Life

Take on Nature: Ireland should listen to the cry of the curlew before it is too late

The number of curlews in Ireland has been decimated in recent years
The number of curlews in Ireland has been decimated in recent years

SAILING along Lough Erne and listening to the ethereal call of curlew, it is hard to imagine a more evocative cry. Even harder to imagine that it could soon be silenced.

According to writer Mary Colwell curlew numbers in Ireland have reached a crisis point. Two years ago she undertook a walk across Ireland and Britain to highlight the decline.

She has now recorded that journey in a lyrical and incisive chronicle which has just been published.

She says the numbers of curlews have declined on average by 20 per cent across the European continent over the past 30 years.

"But, that figure is misleading for the UK and Ireland, where losses are much higher," she says.

"In their most western reaches of Ireland there is nothing short of a disaster unfolding before our eyes. In the 1980s there were many thousands of pairs of nesting curlews, today only around 120 remain. "

Curlew Moon opens in Northern Ireland and the first chapters are about Mary's family history and a visit to Glenwherry near Ballymena in search of the elusive curlew.

As well as the challenges of the modern world in which humans plunder the resources and disrupt the landscape for their own ends, curlews also have to face ancient enemies.

As a keen environmentalist, Mary wrestles with some of the compromises needed to give our curlew population a chance to stabilise and grow again.

She writes: "Red fox and grey crow are as much a part of Irish fauna as redshank and curlew, but until the habitat for ground-nesting birds is restored and the natural balance between predator and prey regained, which will take time, there seems to be no alternative but to keep predator numbers down in the breeding season.

"Foxes and crows are certainly not endangered, grey crow numbers have dramatically increased, by as much as 100 per cent since the 1990s, but many waders are on the edge of survival. Curlews are on the very brink of collapse."

The RSPB has designated May as Curlew Crisis Month and is part of the UK and Ireland Curlew Action Group, a partnership involving a number of conservation organisations and statutory authorities.

The group is running several projects to help raise curlew numbers again. One of these, the RSPB’s Curlew Recovery Programme, aims to find the best way of managing land to accommodate these birds.?

Fermanagh's lakes are one of the north's 'hotspots' for curlews and it is estimated that the county is home to 10 per cent of the Irish breeding population.

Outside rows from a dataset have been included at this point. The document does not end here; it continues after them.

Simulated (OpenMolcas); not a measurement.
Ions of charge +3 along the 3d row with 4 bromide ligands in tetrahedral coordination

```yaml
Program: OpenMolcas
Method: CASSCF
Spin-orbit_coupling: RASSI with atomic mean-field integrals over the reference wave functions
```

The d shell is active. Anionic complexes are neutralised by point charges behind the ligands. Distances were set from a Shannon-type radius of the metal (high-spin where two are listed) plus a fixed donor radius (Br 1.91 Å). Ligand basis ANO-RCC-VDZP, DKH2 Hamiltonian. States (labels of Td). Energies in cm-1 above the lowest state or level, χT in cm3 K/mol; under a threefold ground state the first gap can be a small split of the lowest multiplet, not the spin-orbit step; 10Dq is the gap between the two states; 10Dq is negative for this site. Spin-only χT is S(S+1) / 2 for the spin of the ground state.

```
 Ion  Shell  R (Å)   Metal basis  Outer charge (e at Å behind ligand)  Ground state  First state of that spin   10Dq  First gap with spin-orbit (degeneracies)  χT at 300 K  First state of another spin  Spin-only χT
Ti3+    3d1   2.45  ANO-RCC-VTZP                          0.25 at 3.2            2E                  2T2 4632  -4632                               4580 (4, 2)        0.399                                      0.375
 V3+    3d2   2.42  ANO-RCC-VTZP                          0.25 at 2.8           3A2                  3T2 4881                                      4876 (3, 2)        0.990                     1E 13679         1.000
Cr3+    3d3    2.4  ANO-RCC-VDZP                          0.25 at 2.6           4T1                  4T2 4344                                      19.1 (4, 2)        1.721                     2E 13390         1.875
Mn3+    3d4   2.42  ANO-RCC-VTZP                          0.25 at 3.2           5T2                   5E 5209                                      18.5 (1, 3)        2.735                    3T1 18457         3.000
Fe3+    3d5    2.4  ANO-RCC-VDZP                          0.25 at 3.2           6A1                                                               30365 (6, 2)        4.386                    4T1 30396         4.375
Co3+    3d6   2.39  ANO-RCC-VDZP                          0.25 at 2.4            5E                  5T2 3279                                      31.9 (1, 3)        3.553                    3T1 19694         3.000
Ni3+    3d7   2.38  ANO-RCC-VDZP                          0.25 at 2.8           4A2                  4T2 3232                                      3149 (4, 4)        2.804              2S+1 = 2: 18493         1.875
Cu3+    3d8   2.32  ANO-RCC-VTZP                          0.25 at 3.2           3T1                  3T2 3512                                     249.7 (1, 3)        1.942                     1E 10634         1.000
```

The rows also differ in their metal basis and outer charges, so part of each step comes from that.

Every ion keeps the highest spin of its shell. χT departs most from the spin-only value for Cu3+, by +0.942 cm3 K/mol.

In the mid-80s there were 320 breeding pairs in Co Fermanagh, yet the current estimated population there is around 60 breeding pairs, which are confined to the Lough Erne Basin. In raw statistics the long-term change in estimate of population size from 1987 to 2013 is devastating 80 per cent decline. 

On Saturday May 19 as part of Curlew Crisis Month, the RSPB is hosting a Lough Erne Curlew Cruise guided by Lower Lough Erne Islands reserve warden Amy Burns.

Amy said: "As the boat makes its way through the lough’s amazing maze of islands, you could not only see curlews but also lapwings, oystercatchers, common sandpipers, terns, a range of gulls and breeding wildfowl – not to mention some Highland cows."

"People will also hear all about the year-round work that goes on across the RSPB-managed islands on Lough Erne for the benefit of breeding waders. And if you’re lucky there’s also the possibility of sighting skylarks, a kingfisher, a peregrine falcon or even an Irish hare."